I'm afraid I'm understanding Python (on this
aspect very well).
Really?
Do you belong to this group of people who are naively
writing wrong Python code (usually not properly working)
during more than a decade?
To me, the important question is whether this and previous similar posts
are intentional trolls designed to stir up the flurry of responses they
get or 'innocently' misleading or even erroneous. If your claim of
understanding Python and Unicode is true, then this must be a troll
post. Either way, please desist, or your access to python-list from
google-groups may be removed.
'ß' is the the fourth character in that text "Straße"
(base index 0).
As others have said, in the *unicode text "Straße", 'ß' is the fifth
character, at character index 4, ...
This assertions are correct (byte string and unicode).
whereas, when the text is encoded into bytes, the byte index depends on
the encoding and the assertion that it is always 4 is incorrect. Did you
know this or were you truly ignorant?
sys.version '2.7.6 (default, Nov 10 2013, 19:24:18) [MSC v.1500 32 bit (Intel)]'
assert 'Straße'[4] == 'ß'
Sometimes true, sometimes not.
assert u'Straße'[4] == u'ß'
PS Nothing to do with Py2/Py3.
This issue has everything to do with Py2, where 'Straße' is encoded
bytes, versus Py3, where 'Straße' is unicode text where each character
of that word takes one code unit, whether each is 2 bytes or 4 bytes.
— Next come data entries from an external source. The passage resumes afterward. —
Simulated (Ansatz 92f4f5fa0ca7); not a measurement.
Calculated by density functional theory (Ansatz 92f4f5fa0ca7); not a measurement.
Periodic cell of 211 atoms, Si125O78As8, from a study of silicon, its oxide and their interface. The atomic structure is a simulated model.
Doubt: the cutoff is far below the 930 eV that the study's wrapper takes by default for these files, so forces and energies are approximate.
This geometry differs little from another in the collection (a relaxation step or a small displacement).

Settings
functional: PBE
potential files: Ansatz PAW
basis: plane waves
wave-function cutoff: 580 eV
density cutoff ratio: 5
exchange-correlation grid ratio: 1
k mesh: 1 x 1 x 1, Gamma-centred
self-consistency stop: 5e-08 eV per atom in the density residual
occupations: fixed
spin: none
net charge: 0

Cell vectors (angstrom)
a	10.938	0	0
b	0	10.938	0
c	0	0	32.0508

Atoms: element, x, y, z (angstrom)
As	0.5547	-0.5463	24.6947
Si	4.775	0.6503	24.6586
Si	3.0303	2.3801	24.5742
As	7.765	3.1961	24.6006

If you replace 'ß' with any astral (non-BMP) character, this issue
appears even for unicode text in 3.2-, where an astral character
requires 2, not 1, code units on narrow builds, thereby screwing up
indexing, just as can happen for encoded bytes. In 3.3+, all characters
use 1 code unit and indexing (and slicing) always works properly. This
is another unicode issue where you appear not to understand, but might
just be trolling.